HEFFNER: One example of that is using Mozilla Firefox. I mean, as soon as you use Firefox instead of Safari or Chrome, you’re saying, I’m not going to let my browser make money off of my personal browsing history. Right? I mean, those are choices that we as human beings and responsible citizens have to make too. In this case though, the for-profit browsers corner of the market, I mean, there’s really one viable nonprofit that’s saying to you, that’s pledging to you: we’re not going to steal or sell your browsing data, Firefox, right?

AMER: Yes.

HEFFNER: And in the social media environment, there are no options, right? I mean, it’s Facebook; Twitter.

AMER: This idea of opting out is not a real choice. Right. And you know, not being able to be a participant in the connected world because you’re rebelling against it isn’t going to get us.

HEFFNER: But you can potentially opt into nonprofit …

AMER: You can opt into nonprofit entities and that, and that is an important and noble thing to do. However, I would say that the challenge we are facing in this space of information warfare is, you know, at the size and level of something, like climate change, we just haven’t had the words for it.
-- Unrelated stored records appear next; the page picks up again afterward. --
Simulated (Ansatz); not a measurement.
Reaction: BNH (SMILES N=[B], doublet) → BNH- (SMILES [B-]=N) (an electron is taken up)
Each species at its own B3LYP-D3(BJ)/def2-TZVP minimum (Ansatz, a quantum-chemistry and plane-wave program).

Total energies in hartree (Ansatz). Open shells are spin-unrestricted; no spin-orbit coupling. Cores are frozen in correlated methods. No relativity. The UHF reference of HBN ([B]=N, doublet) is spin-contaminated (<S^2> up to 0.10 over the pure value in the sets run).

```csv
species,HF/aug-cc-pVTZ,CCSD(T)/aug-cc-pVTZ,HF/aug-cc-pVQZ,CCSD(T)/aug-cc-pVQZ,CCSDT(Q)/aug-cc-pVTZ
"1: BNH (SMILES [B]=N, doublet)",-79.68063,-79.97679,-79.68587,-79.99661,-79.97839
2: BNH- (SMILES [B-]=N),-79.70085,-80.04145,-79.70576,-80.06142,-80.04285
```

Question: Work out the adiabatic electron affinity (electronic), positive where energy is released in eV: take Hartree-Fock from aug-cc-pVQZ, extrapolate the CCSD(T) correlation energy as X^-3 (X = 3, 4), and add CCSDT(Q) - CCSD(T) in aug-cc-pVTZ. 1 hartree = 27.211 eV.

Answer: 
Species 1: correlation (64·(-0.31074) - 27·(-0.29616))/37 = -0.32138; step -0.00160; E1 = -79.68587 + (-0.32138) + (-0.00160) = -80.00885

There’s been this deficit of language like, you know, if you remember before films like inconvenient truth, people didn’t use the word global warming in the same literacy and frequency. So it takes films, it takes conversations to, to allow people to see this world and create a language and lexicon around it. And I think that’s where we’re becoming, well, that’s where we’re at in this conversation. So with that in mind, I think it’s important for us to realize that, you know, we, yes, if we all recycle and if we all stop using plastic straws, that’s a good step. However, just like it requires a massive societal shift to, that comes in the participation of citizens, governments, and corporations to begin to have a real climate change effect. We need that same level of societal shift if we’re going to clean up the Internet highway.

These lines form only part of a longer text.